Friday, Jan. 17, marked the opening of the Wriston Art Center Galleries Winter Exhibitions. Starting at 6 p.m., the upper floor of Wriston was bustling with people enjoying refreshments and wandering the gallery to take in the new installations. One of the featured artists, Maeve Jackson, gave a talk to honor the opening. Jackson is an emerging artist from Milwaukee who works mostly in photography and videography. In preparation for this event, Assistant Professor of Art History, Curator of the Wriston Art Center Galleries and Museum Studies Interdisciplinary Area Program Director Beth Zinsli was in conversation with Jackson for almost two years, first toying with and then smoothing out the details of an exhibition here at Lawrence. Jackson began her talk in the Kohler Gallery in front of her main installation piece, a towering structure of corrugated tin that created a space for two video channels to play simultaneously. This created a natural stage where she faced a crowd of students and Appleton residents.

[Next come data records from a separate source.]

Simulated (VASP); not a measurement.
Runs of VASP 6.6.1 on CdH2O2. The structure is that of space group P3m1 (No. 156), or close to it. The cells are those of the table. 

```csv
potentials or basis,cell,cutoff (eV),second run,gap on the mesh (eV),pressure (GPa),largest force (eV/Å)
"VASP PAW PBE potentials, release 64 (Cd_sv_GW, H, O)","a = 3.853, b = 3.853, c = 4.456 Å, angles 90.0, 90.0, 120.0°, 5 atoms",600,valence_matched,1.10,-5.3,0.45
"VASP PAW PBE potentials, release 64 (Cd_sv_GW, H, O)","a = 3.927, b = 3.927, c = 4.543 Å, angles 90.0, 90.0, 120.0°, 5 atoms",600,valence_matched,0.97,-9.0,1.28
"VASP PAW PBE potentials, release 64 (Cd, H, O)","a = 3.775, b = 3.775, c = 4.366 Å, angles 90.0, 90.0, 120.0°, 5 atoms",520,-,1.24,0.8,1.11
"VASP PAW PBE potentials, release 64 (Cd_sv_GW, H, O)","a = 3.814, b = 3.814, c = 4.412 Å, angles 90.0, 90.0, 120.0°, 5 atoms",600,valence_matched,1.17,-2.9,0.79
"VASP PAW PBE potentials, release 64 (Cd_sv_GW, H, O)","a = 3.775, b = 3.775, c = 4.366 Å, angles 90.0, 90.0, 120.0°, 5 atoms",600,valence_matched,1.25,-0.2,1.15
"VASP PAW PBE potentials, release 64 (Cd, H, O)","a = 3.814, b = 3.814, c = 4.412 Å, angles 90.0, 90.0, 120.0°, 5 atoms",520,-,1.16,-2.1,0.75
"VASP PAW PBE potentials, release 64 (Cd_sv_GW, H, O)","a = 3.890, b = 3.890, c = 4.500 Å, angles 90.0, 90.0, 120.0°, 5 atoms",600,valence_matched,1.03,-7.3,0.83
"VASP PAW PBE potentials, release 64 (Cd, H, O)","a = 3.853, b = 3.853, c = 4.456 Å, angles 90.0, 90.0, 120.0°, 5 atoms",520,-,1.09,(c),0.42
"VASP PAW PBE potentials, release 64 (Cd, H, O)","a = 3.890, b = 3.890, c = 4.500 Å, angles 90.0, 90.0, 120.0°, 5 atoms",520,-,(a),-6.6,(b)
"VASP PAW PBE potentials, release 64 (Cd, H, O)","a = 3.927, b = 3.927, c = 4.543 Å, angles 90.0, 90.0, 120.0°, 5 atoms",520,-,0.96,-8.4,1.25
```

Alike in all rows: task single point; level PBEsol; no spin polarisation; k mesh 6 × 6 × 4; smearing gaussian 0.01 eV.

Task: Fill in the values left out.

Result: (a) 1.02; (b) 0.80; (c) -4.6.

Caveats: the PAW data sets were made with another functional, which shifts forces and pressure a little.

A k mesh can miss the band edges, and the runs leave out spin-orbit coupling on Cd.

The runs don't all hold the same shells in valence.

Jackson explained that each of the channels behind her were footage of two different residencies that she has gone to since she finished her bachelor’s degree at the Milwaukee Institute of Art & Design in 2014. Both channels — one from Scheifling, Austria in 2016 and the other from Wexford, Ireland in 2019 — explore concepts of caretaking, movement and identity. She spent much of her time getting to know herself by using her experience as the subject of much of her filming. The result is a montage that mirrors itself through images of doing laundry, raking hay into piles and moving through spaces that are unfamiliar. She commented that these everyday tasks of women made her think more deeply about her place in the world and who came ahead of her to allow her that space. It also gave her the opportunity to be director, editor and performer in her own pieces. The soundtrack of musicians in residency with her became the guideline for the editing that she would do.
A different body of Jackson’s work was also shown in the slightly smaller Hoffmaster Gallery. It contains a collection of portraits that were taken in various places from her residencies and in the area around her home. She went more in depth here about the theme of her works, “To Find the Stillness in Movement.” Her use of object labels next to her photographs highlighted the movement aspect of her works, as they described where the people are from as well as where the pictures were taken. Jackson explained that she is really drawn to this idea of movement. One way she emphasized it is that the pictures were moved here to be displayed. To push that even further, the pictures were presented in frames that look like beehive screens, which means they can be once again packed away and moved. This thread of movement wove its way through all of her work in the Lawrence galleries, even down to the fact that the tube televisions showing videos of landscape were displayed in wheelbarrows they had been brought in on.
Moving into the Leech Gallery, the work of Helen Hyde was highlighted, as well as work from Bertha Lum, Lillian May Miller, Hiroshi Yoshida, Ito Shinsui, Hasui Kawase, Utagawa Hiroshige and Ishikawa Toyomasa. This exhibit, “Helen Hyde and the Japanese Print Tradition,” was an exploration of the Japanese style of woodblock printing. On the labels were details to look for within the paintings that are distinct to the style, giving viewers an opportunity to compare them to the techniques they are familiar with. The use of technique varied slightly from one to the next, but overall this exhibit was a collection representing the female American artists that have more recently taken up this process of printmaking as well as the Japanese artists that have influenced them from the past.
The Wriston Center Art Galleries are open to the public, and these exhibits will be available to explore throughout the rest of Winter Term.